In 3.x, zip
returns a special sort of iterator, not a list. The documentation explains:
zip()
is lazy: The elements won’t be processed until the iterable is iterated on, e.g. by a for loop or by wrapping in a list
.
This entails that it can't be indexed, so old code that attempts to index or slice the result of a zip
will fail with a TypeError
. Simply passing the result to list
produces a list, which can be used as it was in 2.x.
It also entails that iterating over the zip
result a second time will not find any elements. Thus, if the data needs to be reused, create a list once and reuse the list - trying to create it again will make an empty list:
>>> example = zip('flying', 'circus')
>>> list(example)
[('f', 'c'), ('l', 'i'), ('y', 'r'), ('i', 'c'), ('n', 'u'), ('g', 's')]
>>> list(example)
[]
This iterator is implemented as an instance of a class...

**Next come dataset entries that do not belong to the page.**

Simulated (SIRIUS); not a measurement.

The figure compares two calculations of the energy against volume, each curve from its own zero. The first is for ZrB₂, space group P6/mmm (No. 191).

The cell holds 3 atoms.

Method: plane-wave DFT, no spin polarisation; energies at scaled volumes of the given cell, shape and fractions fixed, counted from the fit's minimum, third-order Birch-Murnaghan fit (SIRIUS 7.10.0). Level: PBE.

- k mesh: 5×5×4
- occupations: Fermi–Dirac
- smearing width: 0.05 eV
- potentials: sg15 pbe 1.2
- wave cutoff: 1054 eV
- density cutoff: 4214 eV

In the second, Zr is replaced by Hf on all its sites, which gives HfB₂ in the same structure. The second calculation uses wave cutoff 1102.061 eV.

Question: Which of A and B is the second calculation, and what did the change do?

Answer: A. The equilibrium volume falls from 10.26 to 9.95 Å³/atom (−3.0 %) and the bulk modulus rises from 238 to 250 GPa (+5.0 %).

>>> example = zip('flying', 'circus')
>>> example
<zip object at 0x7f76d8365540>
>>> type(example)
<class 'zip'>
>>> type(zip)
<class 'type'>
... which is built-in:
>>> class example(int, zip): pass
...
Traceback (most recent call last):
File "<stdin>", line 1, in <module>
TypeError: multiple bases have instance lay-out conflict
>>> # and that isn't caused by __slots__ either:
>>> zip.__slots__
Traceback (most recent call last):
File "<stdin>", line 1, in <module>
AttributeError: type object 'zip' has no attribute '__slots__'
(See also: TypeError: multiple bases have instance lay-out conflict, Cannot inherit from multiple classes defining __slots__?)
The key advantage of this is that it saves memory, and allows for short-circuiting when the inputs are also lazy. For example, corresponding lines of two large input text files can be zip
ped together and iterated, without reading the entire files into memory:
with open('foo.txt') as f, open('bar.txt') as g:
for foo_line, bar_line in zip(f, g):
print(f'{foo_line:.38} {bar_line:.38}')
if foo_line == bar_line:
print('^ found the first match ^'.center(78))
break